Data integration (DI) job development is at the core of every enterprise application. Quality job development could lead to better return on investments and quality deliverables, enhancing the overall business outcome. It is therefore, of utmost importance to follow a well-defined process for every new ETL job/project. In this article we will share key considerations required for developing DI jobs for a project currently leveraging data integration tools like Talend, Informatica, SSIS, and Pentaho etc.
Having better practice implementation is the stepping stone for high quality design and development. Practice guidelines help developers produce high quality, zero defect, flawless and well managed code development. Practice covers all the aspects, which are required for quality deliverables as per company policy, experts’ guidelines, past experiences, reviewer’s comments, tool specific guidelines etc. All the following points explain different aspects of a practice.
- Create a foundational architecture. Formulating a best-in-class architecture for every ETL project is the first and foremost step, even before starting or visualizing the design of the project. Once the business requirements are understood and analyzed properly, create a plan for the architecture and be sure it covers all the aspects of requirement. Once the high level architecture or flow diagram is available, break it into usable pieces or smaller objects. This will cover all the aspects which are required for efficient design planning, test case planning, deployment planning, release planning, documentation etc.
- Provide a repository driven storage. Almost all tools provide a repository for storing metadata for the projects. If jobs are tightly coupled with the repository, then one can minimize the manual errors, while creating built in metadata. Another advantage of a repository driven job design, is that it promotes re-usability and reduces complexity in job development.
- Establish a parameter driven approach. All jobs are required to be tested across various environments and platforms. During job development, any variables that are changeable across platforms or environments, must be placed inside a parameter file, so that they can be easily modified before running the job.
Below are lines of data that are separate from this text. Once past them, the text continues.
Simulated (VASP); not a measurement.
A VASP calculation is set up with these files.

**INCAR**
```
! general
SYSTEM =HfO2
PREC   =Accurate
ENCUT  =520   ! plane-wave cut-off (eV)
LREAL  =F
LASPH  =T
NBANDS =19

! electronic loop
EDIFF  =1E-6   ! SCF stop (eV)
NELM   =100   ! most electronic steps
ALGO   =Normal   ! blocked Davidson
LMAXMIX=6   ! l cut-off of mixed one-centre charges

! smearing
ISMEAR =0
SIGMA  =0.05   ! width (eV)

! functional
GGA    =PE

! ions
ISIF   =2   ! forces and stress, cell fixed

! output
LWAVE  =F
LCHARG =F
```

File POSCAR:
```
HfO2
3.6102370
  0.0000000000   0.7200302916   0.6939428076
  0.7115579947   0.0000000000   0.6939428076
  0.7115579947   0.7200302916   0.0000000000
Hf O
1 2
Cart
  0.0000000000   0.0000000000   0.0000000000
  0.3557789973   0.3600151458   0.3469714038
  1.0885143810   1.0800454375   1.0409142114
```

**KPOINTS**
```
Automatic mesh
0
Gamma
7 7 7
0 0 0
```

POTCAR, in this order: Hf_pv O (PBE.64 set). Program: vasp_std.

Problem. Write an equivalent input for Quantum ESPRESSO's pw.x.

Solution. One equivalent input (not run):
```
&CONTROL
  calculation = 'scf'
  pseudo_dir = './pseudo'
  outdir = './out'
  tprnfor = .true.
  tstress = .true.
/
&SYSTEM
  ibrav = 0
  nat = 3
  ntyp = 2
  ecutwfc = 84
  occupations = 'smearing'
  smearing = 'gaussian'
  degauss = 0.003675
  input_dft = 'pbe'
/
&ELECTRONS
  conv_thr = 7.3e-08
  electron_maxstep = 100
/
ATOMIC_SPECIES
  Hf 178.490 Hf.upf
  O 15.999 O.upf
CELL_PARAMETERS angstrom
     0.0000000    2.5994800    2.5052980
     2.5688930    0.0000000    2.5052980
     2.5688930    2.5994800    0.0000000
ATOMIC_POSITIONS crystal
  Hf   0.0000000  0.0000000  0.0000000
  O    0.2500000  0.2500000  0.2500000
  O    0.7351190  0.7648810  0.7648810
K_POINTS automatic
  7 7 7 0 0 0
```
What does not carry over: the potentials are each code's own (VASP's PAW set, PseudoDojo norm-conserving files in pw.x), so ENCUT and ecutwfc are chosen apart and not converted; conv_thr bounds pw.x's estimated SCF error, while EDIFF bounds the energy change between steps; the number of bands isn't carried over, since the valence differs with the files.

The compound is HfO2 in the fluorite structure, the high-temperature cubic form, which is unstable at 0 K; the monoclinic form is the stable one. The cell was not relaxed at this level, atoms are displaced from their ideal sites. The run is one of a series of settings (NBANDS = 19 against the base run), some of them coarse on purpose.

- Develop documentation and commenting. Proper documentation and commenting must be done for every component and custom code for each job. This enables reviewers and other stake holders to understand the job in detail.
- Implement an efficient variable management. Every ETL tool provides different types of variables and can be used differently in diverse conditions. By taking advantage of these features, the performance and usability of a job can be optimized. The following are variable types commonly used for different scenarios:
- Context group
- Routine variables
- Job level context
- Global variables
- System variables
- Hashmap variables
- Environmental variables
- Perform code review and analysis. Once the code development is done, a review team must review and provide comments on each job as per the best practices, requirements, design considerations, failure scenarios, and null pointer handling. Once these comments are provided, a developer will accommodate all these comments to make the job more stable.
- Execute error logging and auditing. During every execution of a job, error or console trace must be written in the text file. This file may contain some audit messages, error stack trace, printable data etc. In addition to this file, job execution and audit information, like source record count, target insert count, reject count error count, source error count, target reject count etc. could also be part of audit table.
- Devise failure scenarios. During any job development, the developer usually chooses to focus on the best case scenarios. This means that failure scenario responses are often not implemented during code development, which can be problematic. It is always good to handle all the possible failure scenarios while developing a particular DI job.
- Accomplish higher test coverage. Test case development after the completion of requirements is important and should be shared with the development team. This will give the developer higher visibility and allow them to more effectively plan for the job design making it more robust so that the jobs are developed for a higher rate of success.
- Leverage reusable components. Re-usable components can be created and used across multiple jobs by using an enterprise version of DI tools. Reusable components include job templates, job lets, metadata connections, sql queries etc. Availability of reusable components in the repository helps quicken and calculate the development of new requirements.
- Achieve higher control on job flow and execution. ETL job design is to be planned in such a way that it exists within the job execution in a controlled way and not with the complete stack trace and failure. Various flags, lock files etc. could be used to achieve a higher control of the job flow.
Implementing practice when developing a DI job will create a vastly more successful project. Other benefits of having key drivers in place within the organization are:
- Reducing defect fixing cycle
- Reduce Go Live duration
- Improve development efficiency
- Implement best practices
This will enable you to have a larger return on investments and quality deliverables to improve the business outcomes.